With underpinnings of all those historic cultures previously mentioned, and the uniqueness of their 20th century experience — first of British mandate followed by the creation of the State of Israel — Palestinians also differ culturally from other Arabic peoples in many ways. In finding ways to deal with the difficulties of their circumstance, education and intellectual pursuit, including public debate of issues critical to social development, has become an especially high value, along with entrepreneurship; resourcefulness and resilience are key. Civil society has been described as active and dynamic, moreso than in other Arabic societies and also out of necessity; in politics, pluralism and openness, transparency and accountability, are alongside but increasingly replacing patronage and corruption.
Much has been made of the wall that divides Israeli from Palestinian peoples — as a necessary security measure based on terrorist acts of previous decades; as a barrier to employment and an improved economy; as an unbridgeable social divide; as an illegal occupation. The wall has also served as a continual source of political messaging, by Palestinians as well as foreign supporters. It provides a striking image of ‘barrier’ — of sociopolitical separation and divisiveness, exclusion and marginalisation.
In a longstanding conflict such as that experienced by the Palestinian people, with extensive walls, refugee camps, continual military presence, resistance forces, aggressive politics, acts of terrorism, economic sanctions and blocks to employment, cultural compromise, and other trauma and hardship — there are always psychosocial repercussions. Profound insecurity typically brings distrust, social dissolution, increased risk of mental health problems, issues with authority, emotional detachment, self-destructive behavior, heightened sensitivity to perceived rejection / exclusion / criticism, increased interpersonal conflict including violence, learned helplessness, and a general susceptibility to abuse — or extreme defensiveness against same. All of these are to be expected, in varying degree, among those living in Palestinian territories — alongside a powerful resilience, determination, and innovation, for survival.

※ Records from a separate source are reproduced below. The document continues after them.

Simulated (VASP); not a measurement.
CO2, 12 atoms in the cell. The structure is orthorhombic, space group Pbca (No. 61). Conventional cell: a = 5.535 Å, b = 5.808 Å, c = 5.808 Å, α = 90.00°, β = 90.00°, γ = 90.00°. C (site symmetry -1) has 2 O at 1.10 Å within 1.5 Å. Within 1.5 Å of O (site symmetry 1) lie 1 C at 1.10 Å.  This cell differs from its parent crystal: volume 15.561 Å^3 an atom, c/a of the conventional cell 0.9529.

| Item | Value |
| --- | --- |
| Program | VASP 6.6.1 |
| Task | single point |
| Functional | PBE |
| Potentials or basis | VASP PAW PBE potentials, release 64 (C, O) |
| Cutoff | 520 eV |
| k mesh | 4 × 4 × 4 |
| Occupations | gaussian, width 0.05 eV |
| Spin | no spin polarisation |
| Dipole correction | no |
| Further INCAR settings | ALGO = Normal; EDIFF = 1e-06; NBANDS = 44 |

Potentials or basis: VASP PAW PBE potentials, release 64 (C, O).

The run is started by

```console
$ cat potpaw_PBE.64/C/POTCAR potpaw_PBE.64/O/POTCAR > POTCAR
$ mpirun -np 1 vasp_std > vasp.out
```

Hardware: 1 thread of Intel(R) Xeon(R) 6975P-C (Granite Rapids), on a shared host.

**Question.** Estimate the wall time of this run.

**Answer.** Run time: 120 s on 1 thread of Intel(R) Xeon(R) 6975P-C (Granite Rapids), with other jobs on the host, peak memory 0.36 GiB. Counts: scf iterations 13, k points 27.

Over the years, many efforts have developed to bridge the gap between Palestinians and Israelis. One such, adjacent to the wall in Bethlehem, is Wi’am: The Palestinian Conflict Transformation Center, a civil organisation founded in 1994. According to their website, “wi’am” in Arabic means “cordial relationships” — the development of which is their express mission, through an integration of the traditional Arabic conflict resolution method of “sulha” with western models. Though the conflict, after all these years, seems insurmountable, there is still hope to be found among the Palestinian people.